Jane Byrne was one of the most talented and natural politicians I have ever covered—and that’s saying something.
She could walk into an arena filled with 10,000 people, pick out a face she knew in the 22nd row, wink, wave and smile that elfish smile of hers and make that one person feel as if they were the only one in the place.
That’s only part of the reason why she was wildly popular—so much so that, the day she walked into City Hall to take the reins of city government, hundreds of people lined the lobby to cheer her on.
By taking on “the boys” who ran the Democratic machine, including incumbent Mayor Michael Bilandic and Aldermen Edward Vrdolyak (10th) and Edward Burke (14th), Byrne had become Chicago’s very own Joan of Arc.
People loved her. They loved her spunk, her smile and her sense of humor. They loved the fact that she had the guts to stand outside in a cloth coat and rail against an arrogant mayor who badly bungled the Blizzard of ’79, told people to park their cars in lots still knee-deep in snow and made the head-scratching decision to bypass stops in black neighborhoods when an ill-equipped CTA couldn’t handle it all or communicate with its riders.
Even before that, they loved the fact that, as a former Consumer Services commissioner fired by Bilandic, she had the guts to charge that Bilandic, Burke and Vrdolyak were part of a “cabal of evil men” who had “greased” a taxicab fare increase. She even had the temerity to testify before a federal grand jury about it — and drag “the boys” through the same.
For a few months, Byrne stayed true to her principles.
She took on Burke and Vrdolyak and tried to run the City Council with a new coalition led by then-Aldermen Bill Lipinski (23rd), Richard Mell (33rd) and Marty Oberman (43rd).
I remember the first time she beat Burke and Vrdolyak in a vote on the City Council floor.
There had been a hostage situation involving Croatian terrorists at O’Hare Airport, and Vrdolyak’s brother Victor, a high-ranking Chicago Police official, had been dispatched to the airport to help negotiate it until Byrne learned about it and yanked him out of there.
Ed Vrdolyak and his City Council allies wanted to investigate. Byrne cobbled together the votes to prevent it.
Minutes later, a self-satisfied Byrne literally smoked a cigarette as she gloated about her victory before the cameras and microphones.
But, after bringing Vrdolyak to his knees, Byrne made her peace with the alderman. She turned the Council over to Vrdolyak, Burke and then-Ald. Fred Roti (1st).
I remember the stunned look on the faces of Mell and Lipinski as they left the mayor’s office after learning they had been double-crossed.
It wasn’t the first time Byrne’s mean streak reared its head. Even I was the victim of it as a young radio reporter for WIND-AM 560.
I remember returning from a vacation with blonde highlights in my hair and chasing Byrne down a hallway to ask her if she had any response to the big demonstration outside City Hall.

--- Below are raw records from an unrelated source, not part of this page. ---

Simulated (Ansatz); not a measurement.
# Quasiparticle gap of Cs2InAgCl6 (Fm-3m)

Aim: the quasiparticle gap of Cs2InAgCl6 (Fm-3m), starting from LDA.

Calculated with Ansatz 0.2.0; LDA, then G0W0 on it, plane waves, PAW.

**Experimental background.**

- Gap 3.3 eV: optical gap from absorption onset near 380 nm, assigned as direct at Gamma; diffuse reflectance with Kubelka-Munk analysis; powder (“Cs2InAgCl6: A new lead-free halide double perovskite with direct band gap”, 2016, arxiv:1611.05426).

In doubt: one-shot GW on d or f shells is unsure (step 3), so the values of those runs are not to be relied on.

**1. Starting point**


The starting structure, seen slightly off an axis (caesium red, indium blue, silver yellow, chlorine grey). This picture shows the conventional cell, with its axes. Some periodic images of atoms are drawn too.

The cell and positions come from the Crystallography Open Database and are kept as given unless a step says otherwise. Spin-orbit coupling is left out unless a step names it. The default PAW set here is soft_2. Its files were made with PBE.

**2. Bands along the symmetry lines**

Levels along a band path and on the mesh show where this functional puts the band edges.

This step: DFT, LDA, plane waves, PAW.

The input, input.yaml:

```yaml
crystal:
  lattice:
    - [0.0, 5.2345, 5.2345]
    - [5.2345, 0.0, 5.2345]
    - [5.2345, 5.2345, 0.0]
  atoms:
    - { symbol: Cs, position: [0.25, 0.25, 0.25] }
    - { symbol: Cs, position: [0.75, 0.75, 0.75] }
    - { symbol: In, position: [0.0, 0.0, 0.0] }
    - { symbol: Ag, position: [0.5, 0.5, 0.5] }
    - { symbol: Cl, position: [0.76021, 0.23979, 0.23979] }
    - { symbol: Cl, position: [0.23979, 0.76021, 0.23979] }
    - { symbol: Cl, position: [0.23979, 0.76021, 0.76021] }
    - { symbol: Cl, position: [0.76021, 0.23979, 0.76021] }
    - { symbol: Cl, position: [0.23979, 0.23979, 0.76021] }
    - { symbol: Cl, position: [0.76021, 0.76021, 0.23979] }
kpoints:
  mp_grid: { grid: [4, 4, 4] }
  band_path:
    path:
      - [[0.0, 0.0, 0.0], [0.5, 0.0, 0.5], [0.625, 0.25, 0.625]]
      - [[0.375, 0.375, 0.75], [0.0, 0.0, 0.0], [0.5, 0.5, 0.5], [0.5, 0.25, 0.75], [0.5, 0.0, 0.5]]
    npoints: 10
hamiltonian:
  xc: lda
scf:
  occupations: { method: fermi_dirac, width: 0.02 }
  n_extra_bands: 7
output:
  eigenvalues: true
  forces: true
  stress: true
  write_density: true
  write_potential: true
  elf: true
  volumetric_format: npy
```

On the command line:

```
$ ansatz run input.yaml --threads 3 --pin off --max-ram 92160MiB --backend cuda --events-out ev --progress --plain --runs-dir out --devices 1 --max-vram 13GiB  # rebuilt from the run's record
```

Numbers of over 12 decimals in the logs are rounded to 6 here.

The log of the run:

“No, but your bleach job is beautiful,” the mayor of Chicago told me, as the television cameras recorded the moment. I was mortified.
Ironically, Byrne would be forced to endure a similarly mortifying moment about her appearance, but she had the power to get the last laugh.
It happened after Chicago’s first and only woman mayor returned to the city after recovering from a face-lift.
On Byrne’s first day back, city payrollers lined a second-floor hallway to catch a glimpse of the mayor as she arrived at the City Council chambers to chair a Council meeting.
“She looks as bad as ever,” a longtime secretary made the mistake of saying aloud as Byrne passed by.
The next day, the secretary was gone — fired by a mayor who had heard the insult and gotten even.
The same thing happened after the Chicago Tribune wrote a front-page story under the headline, “Mob Ties to City Hall” by then-columnist Bob Wiedrich.
Byrne and her husband, former newspaper reporter Jay McMullen, were so livid about the suggestion of organized crime ties to their administration and to the Chicago Police Department, they made the unprecedented decision to evict the Tribune’s reporters from City Hall.
On Monday morning, my colleague Bob Davis, who covered City Hall for the Trib, arrived for work dressed in a suit for probably the first time in his working life. And it was a good thing he did. Every camera in the western world was on hand to ask Davis how he felt about the mayor of Chicago’s decision to violate the First Amendment
After a worldwide media beating, Byrne reversed the decision. But she wasn’t done getting even.
Instead, she filled the City Hall press room with desks with name plates for publications that never covered City Hall, including La Raza and the Abendpost, a local German paper. There were so many empty desks in the room, we could hardly open the door. Byrne also had one of her patented “snits” and didn’t talk to the press for weeks.
That would be turn out to be a dress rehearsal for the final two years of Byrne’s administration.
During the first two years, she was a walking headline machine. We literally had to stake her out when she arrived for work, went to lunch and left City Hall for the day.
Sometimes, a decision to fire 50 people in the morning turned to 100 by noon and 500 by the end of the day. The same story had to be filed three times because the numbers changed.
She fired so many people for political reasons, triggering so many Shakman lawsuits, that McMullen, who served as Byrne’s $1-a-year press secretary, accused U.S. District Judge Nicholas Bua of running an “Orphans-of-the-Storm refuge for political hacks.”
But as she geared up for re-election, Byrne raised $10 million and turned her political future over to media consultant David Sawyer, who advised her to keep her mouth shut.
She became programmed, much the way that Mayor Rahm Emanuel is now.
It didn’t work, and it’s not the way I choose to remember Jane Byrne.
Like I said, she was one of the most natural, glib and gifted politicians I have ever covered. If only she had stayed true to her principles and played to her strengths.